Floodway Buyout Strategy for a Resilient Houston
Houston, Texas, America’s most diverse and fourth-largest city, is the most flooded city in the United States. Houston’s geography and urban planning make flooding and water damage a constant threat. Houston is also the largest city in the US without a zoning ordinance code, though it does have land-use restrictions. The structures, policies, and tactics of disaster recovery today are not preparing the City of Houston for the increasingly costly events of tomorrow.
In February 2020, the Houston Mayor’s Office of Resilience published “Resilient Houston,” a long-term resilience plan for adapting to the effects of shocks and stressors, including climate change and extreme weather events. To achieve healthy and connected bayous, an integral part of Houston’s resilience, the plan aims to clear the floodway of all habitable structures by 2030. An effective buyout program, in which the government purchases property from private citizens, is the only way to break the cycle of destruction and rebuilding. Buyouts in the floodway have many compelling benefits, most importantly permanently relocating families to safer, less flood-prone areas. However, adding to the complexity and perhaps fueling distrust of the government, the US and Houston have a history of using relocation and development to displace and consolidate non-white communities.

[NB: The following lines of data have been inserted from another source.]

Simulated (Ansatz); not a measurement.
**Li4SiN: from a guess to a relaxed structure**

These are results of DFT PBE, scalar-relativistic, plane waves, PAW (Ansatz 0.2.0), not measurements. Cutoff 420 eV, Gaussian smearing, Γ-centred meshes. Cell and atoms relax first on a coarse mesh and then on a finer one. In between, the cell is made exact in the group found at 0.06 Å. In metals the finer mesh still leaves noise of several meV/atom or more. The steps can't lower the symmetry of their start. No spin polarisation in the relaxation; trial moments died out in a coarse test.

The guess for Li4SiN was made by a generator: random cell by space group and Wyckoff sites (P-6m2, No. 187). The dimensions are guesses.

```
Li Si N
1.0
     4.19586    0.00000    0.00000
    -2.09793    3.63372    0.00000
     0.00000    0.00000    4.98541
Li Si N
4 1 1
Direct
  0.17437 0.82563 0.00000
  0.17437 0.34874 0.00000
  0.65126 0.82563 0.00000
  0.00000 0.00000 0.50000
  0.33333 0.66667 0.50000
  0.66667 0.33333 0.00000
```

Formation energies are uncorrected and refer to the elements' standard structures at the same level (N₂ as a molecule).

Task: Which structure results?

This paper argues that Houston must move from an opportunistic buyout program happening at multiple agencies to an integrated and scaled-up “buy-in/buyout” program that includes a relocation strategy at the forefront. The buy-in/buyout process means including community participation in and endorsement of relocation plans. Strategic and managed retreat therefore becomes not only a flood reduction response, but also a tool for achieving Houston’s larger social, economic, and resilience goals. Our thirteen recommendations build upon the City’s current competencies to help the City of Houston meet its 2030 goal of clearing the floodway of all habitable structures, with each recommendation supported by case studies from around the US.